It is hard for many younger people to understand what all the fuss was about. Few people would claim (at least, few educated people would claim publicly) either that women are inherently inferior athletes or that athletic prowess is any kind of marker of competence in other spheres.

My husband and son are captivated by women's tennis because, as they explain, women's generally smaller size forces them to develop more subtle moves that are fascinating to watch.

And who cares anyway? People who have grown up post ADA and the tremendous achievements of Stephen Hawking and many other people with disabilities have a hard time taking seriously the concept that the strength and coordination necessary to winning a game are also prerequisites for other types of achievement.

Back then, though, it was different. Title IX wasn't even a distant dream for my athletically gifted friends. Girls who were good at sports were encouraged to become gym teachers. Girls who were good at science were pointed toward nursing. Etc. And we weren't that far away, temporally speaking, from FDR's energetic efforts to hide his disability lest anyone think him weak or inadequate.

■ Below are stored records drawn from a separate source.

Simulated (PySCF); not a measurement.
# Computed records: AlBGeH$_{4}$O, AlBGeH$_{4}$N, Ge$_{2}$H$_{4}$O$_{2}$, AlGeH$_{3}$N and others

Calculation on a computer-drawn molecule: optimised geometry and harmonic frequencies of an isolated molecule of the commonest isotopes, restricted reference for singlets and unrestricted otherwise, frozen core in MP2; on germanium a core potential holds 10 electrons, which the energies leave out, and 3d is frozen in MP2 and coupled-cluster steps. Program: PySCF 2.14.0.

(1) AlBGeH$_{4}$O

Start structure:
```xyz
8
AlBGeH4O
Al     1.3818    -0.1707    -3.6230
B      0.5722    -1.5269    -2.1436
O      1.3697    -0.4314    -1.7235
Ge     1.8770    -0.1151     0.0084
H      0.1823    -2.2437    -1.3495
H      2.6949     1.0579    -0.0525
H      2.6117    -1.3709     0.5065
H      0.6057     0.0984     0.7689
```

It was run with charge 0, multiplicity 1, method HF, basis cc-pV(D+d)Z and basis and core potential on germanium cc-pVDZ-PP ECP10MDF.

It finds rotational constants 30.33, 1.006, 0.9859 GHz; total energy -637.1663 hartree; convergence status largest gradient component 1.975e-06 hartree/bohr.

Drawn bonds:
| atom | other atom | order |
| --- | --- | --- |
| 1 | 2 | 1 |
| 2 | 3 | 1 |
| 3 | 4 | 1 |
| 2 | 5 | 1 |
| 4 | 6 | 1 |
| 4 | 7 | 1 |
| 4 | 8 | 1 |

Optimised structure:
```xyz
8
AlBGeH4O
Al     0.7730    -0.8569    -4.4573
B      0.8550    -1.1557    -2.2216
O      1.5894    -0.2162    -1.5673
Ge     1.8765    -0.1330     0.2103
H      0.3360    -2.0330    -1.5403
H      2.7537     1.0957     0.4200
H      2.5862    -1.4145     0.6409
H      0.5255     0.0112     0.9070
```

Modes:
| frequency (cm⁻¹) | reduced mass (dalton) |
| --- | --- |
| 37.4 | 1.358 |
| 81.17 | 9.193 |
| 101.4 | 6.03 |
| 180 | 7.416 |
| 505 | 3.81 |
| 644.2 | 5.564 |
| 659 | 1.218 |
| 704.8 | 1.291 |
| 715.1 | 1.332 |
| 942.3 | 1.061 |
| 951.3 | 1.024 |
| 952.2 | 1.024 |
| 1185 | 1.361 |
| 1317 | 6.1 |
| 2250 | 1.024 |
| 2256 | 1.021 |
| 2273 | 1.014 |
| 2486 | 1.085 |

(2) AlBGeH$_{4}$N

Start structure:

As recorded here, I didn't get the sports microchip. It didn't matter. I was riveted by the match, and cheered as vociferously as any of my friends when Billie Jean brought it in. Even though he was 26 years older than she was, and in terrible physical shape, he was favored 5 to 2. At that moment, it seemed that women could do anything.

I still get a glow thinking about it, one that is only slightly diminished by the possibility that Riggs threw all three sets to wipe out a gambling debt. Billie Jean King's triumph that day was only partly dependent on her win. She, like Margaret Court, had the guts to try, to take on an established favorite, and she did it with characteristic grace and aplomb — and too many brains to throw it all away.